Lerner and Tirole (2002a) also examined benefits that might be exclusive to contributors of community managed projects. They reasoned that project contributors who signal their talents to the market via their contributions could increase their reputations and gain private marketplace rewards as a result. The career benefits that can be obtained in this way might exceed the benefits that could be obtained by retaining it under proprietary control. This argument was found to be partly correct in a study by Hann, Roberts, Slaughter and Fielding (2002). While not all open source volunteer contributors experienced a reported increase in their work wages, those with a higher ranking within a particular open source project did indeed experience higher wages in their regular full time jobs. (However, if those in leadership positions also have greater skill and experience, this effect could be confounded by salary increases earned independent of leadership positions on open source projects.)

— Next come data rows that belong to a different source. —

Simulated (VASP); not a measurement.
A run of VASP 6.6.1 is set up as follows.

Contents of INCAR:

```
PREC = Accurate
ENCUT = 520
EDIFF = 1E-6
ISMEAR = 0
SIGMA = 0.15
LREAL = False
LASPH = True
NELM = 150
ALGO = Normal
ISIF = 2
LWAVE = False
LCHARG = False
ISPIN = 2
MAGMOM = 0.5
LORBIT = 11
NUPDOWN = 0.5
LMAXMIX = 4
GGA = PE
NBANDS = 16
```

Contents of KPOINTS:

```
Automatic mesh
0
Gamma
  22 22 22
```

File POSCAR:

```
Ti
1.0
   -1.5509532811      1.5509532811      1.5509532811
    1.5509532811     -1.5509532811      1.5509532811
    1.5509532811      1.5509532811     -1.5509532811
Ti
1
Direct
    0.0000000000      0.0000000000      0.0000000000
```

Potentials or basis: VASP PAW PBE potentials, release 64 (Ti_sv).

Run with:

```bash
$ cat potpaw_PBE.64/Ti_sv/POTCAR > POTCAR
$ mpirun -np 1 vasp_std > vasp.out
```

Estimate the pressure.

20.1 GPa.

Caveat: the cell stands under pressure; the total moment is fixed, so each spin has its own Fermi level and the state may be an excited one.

Additional empirical work elaborates upon the nature of private benefit obtained by contributors to open source projects. Lee and Cole, (2000), Hars and Ou (2000), Lakhani, Wolf, Bates, and DiBona, (2002) have all found that programmers contribute to open source software for both internal (altruism, fun, reciprocity) and external (improving job and career prospects) reasons. Lakhani, Wolf, Bates, and DiBona (2002) found that the intrinsic value of participating, contributing, and learning from highly skilled peers in a technical community is important in explaining the attraction of many contributors to open source projects. Butler, Sproull, Kiesler and Kraut’s (2002) study of the management and maintenance of online groups also showed that social benefits were important to explaining why people contribute to online communities. They found that expected benefits from participating in online groups predicted the involvement of contributors and, in particular, community list managers.

While this research explains why people might contribute to a privately produced public good, how a ‘private-collective’ innovation model (von Hippel and von Krogh, 2002) sustains itself remains unclear. As Lerner and Tirole point out (2002b), the terms, “open source” and “free software”, refer to the licensing terms associated with a piece of software. Licenses may guide the terms of use, but the possibility of hijacking a community managed project always exists (Lerner and Tirole, 2002b). A project is hijacked when a commercial vendor adds proprietary code to the community’s work and attempts to privatize it (Lerner and Tirole, 2002b). If this is true, what prevents such outcomes from happening? How are the commons protected?

If a commercial vendor hijacked a community managed project, the future stream of benefits that would stem from the collective resource would be made unavailable to the community. This type of problem shares some features with nonrenewable resources or common pool resource problems. Hardin’s “Tragedy of the Commons” (1968) theorized that, if all individuals maximized their gains when drawing from nonrenewable resources, these resources would, over time, diminish. Because the individual cost of using the resource would always be less than the collective cost, individuals would have no incentive to show temperance (Hardin, 1968). People following their own short-term interests would produce outcomes that were not in anyone’s long-term interests (Ostrom, Burger, Field, Norgaard and Policansky, 1999). Ostrom and her colleagues (Ostrom, 1990; Ostrom, Gardner and Walker, 1994; Ostrom et al, 1999; Ostrom, 1999) have theoretically and empirically challenged Hardin’s assumptions as well as his dismal conclusions (1968). They argue that his metaphor mischaracterizes the problem of common pool resources.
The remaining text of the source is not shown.